Cash being ploughed into the UK's tech startups has defied a global slowdown as the impact of Brexit turns out to be limited – so far, at least.
It comes amid a continued slowdown across Europe and the rest of the world, the latest figures from CBInsights and KPMG reveal, with VC-backed startups raising $24.1b globally, down 14 per cent on the previous quarter and falling to its lowest since the third quarter of 2014.
The rise in investment in the UK broke a consecutive three-quarter decline, however, total funding remains 22 per cent down on the same period last year.
The figures put to rest fears of an immediate impact from the decision to leave the EU and confirms indications that a series of funding rounds announced after the Brexit vote demonstrated continued commitment to UK startups.
The report also suggested the fall in the value of the pound may be seen as an opportunity for VCs outside the UK, echoing comments made by fintech investor Anthemis in the weeks following the referendum.
However, despite the Brexit brush off, concerns remain around the longer term impact.
"The long-term ramifications of Brexit haven’t been felt yet," said KPMG's Anna Scally. "Deals are still getting done, but many of these would have been in the pipeline before the referendum. The real impact will likely be felt heading into 2017, as the UK begins proceedings to disentangle itself from the European Union."
Unicorn's lose their shine
The number of unicorns being created – startups with a value of more than $1bn – remained in single digits, continuing a trend of 2016. Not a single startup reached a unicorn valuation in Europe for the second consecutive quarter.
This is likely a good thing, however.
"Rather than fighting to attain unicorn status quickly when they might not be ready for it, companies are instead getting more realistic valuations that reflect their current value," the report said.
"This means that companies that do achieve unicorn status should be in a better position to keep that status and to achieve strong results upon exit. On the investment side, with the clamour to find the next unicorn decreasing, investors are becoming more tactical with their investments."
The global slowdown was driven by fewer so-called mega-deals – those worth more than $100m.
"We’re seeing a reset in deal activity and mega-rounds but the levels still remain very high relative to historical levels," said CBInsights chief executive Anand Sanwal.
"A renewed focus on unit economics and sustainability versus growth at all costs is not a bad thing, especially in Asia and North America as both markets got ahead of themselves. The re-introduction of rationality that we are seeing is positive.”

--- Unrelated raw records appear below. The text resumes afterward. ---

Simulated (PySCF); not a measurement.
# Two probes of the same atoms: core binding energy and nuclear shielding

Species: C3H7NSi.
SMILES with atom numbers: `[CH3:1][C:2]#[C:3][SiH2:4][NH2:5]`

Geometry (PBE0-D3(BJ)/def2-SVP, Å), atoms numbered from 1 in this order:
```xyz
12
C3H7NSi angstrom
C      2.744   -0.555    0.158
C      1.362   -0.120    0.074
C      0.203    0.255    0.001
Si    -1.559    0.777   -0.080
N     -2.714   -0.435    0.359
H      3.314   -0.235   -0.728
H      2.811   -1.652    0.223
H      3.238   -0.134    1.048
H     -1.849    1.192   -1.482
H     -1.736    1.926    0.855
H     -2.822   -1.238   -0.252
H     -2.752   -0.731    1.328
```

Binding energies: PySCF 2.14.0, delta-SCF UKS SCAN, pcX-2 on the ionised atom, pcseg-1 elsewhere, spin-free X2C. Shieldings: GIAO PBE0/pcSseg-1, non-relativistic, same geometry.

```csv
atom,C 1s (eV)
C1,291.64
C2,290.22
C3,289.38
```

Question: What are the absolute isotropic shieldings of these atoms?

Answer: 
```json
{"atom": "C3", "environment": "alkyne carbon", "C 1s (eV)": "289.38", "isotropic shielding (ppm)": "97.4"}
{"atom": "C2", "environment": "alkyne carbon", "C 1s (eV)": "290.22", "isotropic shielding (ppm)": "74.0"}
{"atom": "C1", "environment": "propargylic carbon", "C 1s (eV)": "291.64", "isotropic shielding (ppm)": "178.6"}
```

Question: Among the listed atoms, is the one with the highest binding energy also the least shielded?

A potential rate rise in the US, which makes up the largest proportion of investment, along with Presidential elections taking place in November have created uncertainties, however, the market is "poised to make a rebound" heading into the new year, if not in the fourth quarter.
Meanwhile, IPOs are poised for "renewed growth" after the successful float of Twilio – which took place on the day of the EU referendum – sparked renewed interest.
"The success of these companies has given many investors more confidence that the IPO market is opening up again after several dry quarters. Looking ahead, it is highly likely that there will be a groundswell of additional IPOs over the next quarter and into the first quarter of 2017 as other organisations look to exit while the IPO door is open," said the report.
It comes as Snapchat eyes a potential IPO, hiring Morgan Stanley and Goldman Sachs according to reports.
"Numerous other companies are expected to follow suit, issuing IPOs either in Q4’16 or in Q1’17 in order to take advantage of the rebounding IPO sentiment. Institutional investors, in particular, are interested in IPO exits in order to enhance their return on investments," said the report.